The Kimmeridge formation at Brockham in Surrey is unlikely to generate significant volumes of oil because it isn’t mature, investors were told this evening.
Angus Energy executives were explaining why they had announced last month that the Kimmeridge well at Brockham was not commercially viable without fracking.
During a conference call, the company’s geo-scientist Freddie Holt described the Kimmeridge as a “novel play” for exploration companies who were “learning all the time”.
He said the Kimmeridge was very variable in organic content over very short distances. This led to variations in the maturity of the formation and the amount of recoverable oil.
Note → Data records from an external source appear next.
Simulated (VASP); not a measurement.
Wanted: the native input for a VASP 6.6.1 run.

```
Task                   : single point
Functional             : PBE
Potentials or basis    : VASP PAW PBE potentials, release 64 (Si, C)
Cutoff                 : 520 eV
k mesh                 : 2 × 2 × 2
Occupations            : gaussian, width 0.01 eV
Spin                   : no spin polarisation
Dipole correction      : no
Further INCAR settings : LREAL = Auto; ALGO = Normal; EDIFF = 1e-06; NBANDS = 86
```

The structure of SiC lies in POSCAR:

Mr Holt said Angus had been focusing on the differences between Brockham and the neighbouring UKOG site at Horse Hill, trying to understand how the maturity might vary across the basin.
When did Angus know?
During the call, investors pressed the company on exactly when it knew that the BrX4z well at Brockham would not flow Kimmeridge oil at commercial rates.
Angus began a well test programme at Brockham in December 2018. The company had problems with water in the well, and the flow test did not achieve sustainable flows of oil.
In May 2019, the company announced that the zone producing the water had been isolated from the well and on 24 June, in its half-yearly report, the company said:
“Further work, preparatory to a well test, is underway”.
But just four days later, on 28 June, the company announced:
“On any conventional approach, it is extremely unlikely that commercial hydrocarbon flow can be established from the Kimmeridge layer at Brockham”.
The company’s technical director, Andrew Hollis, said Angus initially believed that the water coming into the well was stopping any oil flow because the water was at a higher pressure.
There were many factors which had to be considered, he said, before any conclusion could be reached.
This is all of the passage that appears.